A new report from Deloitte shows that synthetic identity fraud is the fastest growing financial crime in the U.S. and could trigger need for more sophisticated biometric security systems.
Synthetic identity fraud involves fraudsters creating fabricated identities by using both fake and real information. They can then use these identities to open bank accounts, access lines of credit, apply for credit accounts and take out loans. Fraudsters can also combine real Social Security numbers with other data to establish a credit record. By making purchases and quickly paying them off, criminals can build a solid credit score to secure bigger loans and credit lines.
By the time fraud detection systems become aware, culprits have moved on and abandoned their synthetic identities.
Developing technology such as artificial intelligence has made it easier for cybercriminals to create these more believable scams. Creating false written or audio messages to bypass various security measures and access banking or account information.
The new data largely consists of novel types and forms of data such as satellite images, social media posts, geolocation data, credit card transactions and mobile application data that are starkly different from the traditionally structured financial data.
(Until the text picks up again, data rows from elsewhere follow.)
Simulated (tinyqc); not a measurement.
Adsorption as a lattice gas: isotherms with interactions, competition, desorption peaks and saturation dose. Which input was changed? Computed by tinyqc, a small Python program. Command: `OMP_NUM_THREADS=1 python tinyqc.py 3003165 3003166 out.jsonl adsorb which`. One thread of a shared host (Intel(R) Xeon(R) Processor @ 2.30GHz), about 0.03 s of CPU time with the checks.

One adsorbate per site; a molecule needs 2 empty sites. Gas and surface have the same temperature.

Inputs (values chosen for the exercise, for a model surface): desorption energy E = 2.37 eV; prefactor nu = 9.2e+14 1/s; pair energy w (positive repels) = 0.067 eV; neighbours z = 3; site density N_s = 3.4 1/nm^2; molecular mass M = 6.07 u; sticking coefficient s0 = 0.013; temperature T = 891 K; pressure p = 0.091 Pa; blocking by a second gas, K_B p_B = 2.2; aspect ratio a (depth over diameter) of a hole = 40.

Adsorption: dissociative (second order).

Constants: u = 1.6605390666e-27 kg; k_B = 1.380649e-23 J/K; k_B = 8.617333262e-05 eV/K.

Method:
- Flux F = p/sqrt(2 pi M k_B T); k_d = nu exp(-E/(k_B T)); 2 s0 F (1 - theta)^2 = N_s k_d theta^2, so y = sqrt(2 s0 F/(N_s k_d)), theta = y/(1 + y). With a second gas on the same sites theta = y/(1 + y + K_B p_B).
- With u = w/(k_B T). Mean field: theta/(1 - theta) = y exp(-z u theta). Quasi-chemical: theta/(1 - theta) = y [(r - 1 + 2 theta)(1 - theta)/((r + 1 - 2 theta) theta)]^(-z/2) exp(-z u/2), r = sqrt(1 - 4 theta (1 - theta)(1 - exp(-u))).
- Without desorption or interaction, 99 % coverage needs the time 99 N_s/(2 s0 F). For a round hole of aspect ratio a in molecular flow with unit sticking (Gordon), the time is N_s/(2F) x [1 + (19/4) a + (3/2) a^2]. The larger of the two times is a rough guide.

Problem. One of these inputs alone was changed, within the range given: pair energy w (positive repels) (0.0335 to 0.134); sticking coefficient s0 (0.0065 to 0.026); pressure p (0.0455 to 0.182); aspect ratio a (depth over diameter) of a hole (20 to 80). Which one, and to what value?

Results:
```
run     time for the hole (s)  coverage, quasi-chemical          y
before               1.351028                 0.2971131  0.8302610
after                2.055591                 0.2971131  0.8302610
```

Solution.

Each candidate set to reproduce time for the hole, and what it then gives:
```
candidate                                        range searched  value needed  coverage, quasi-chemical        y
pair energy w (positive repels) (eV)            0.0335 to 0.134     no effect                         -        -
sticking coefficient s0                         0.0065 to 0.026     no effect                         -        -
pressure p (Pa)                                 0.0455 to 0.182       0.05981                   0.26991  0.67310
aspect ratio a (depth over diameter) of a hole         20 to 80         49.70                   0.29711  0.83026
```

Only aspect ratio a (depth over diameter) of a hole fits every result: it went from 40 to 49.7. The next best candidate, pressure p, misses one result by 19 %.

To combat these seemingly undetectable attacks, businesses require a multi-layer defense mechanism, with artificial intelligence (AI) and machine learning (ML) playing a crucial role in detecting illicit activities. AI not only enhances fraud detection but also reduces the costs associated with manual checks, human error and operational inefficiencies. It is particularly relevant for businesses with regulatory requirements such as know your customer (KYC), where identity verification is essential.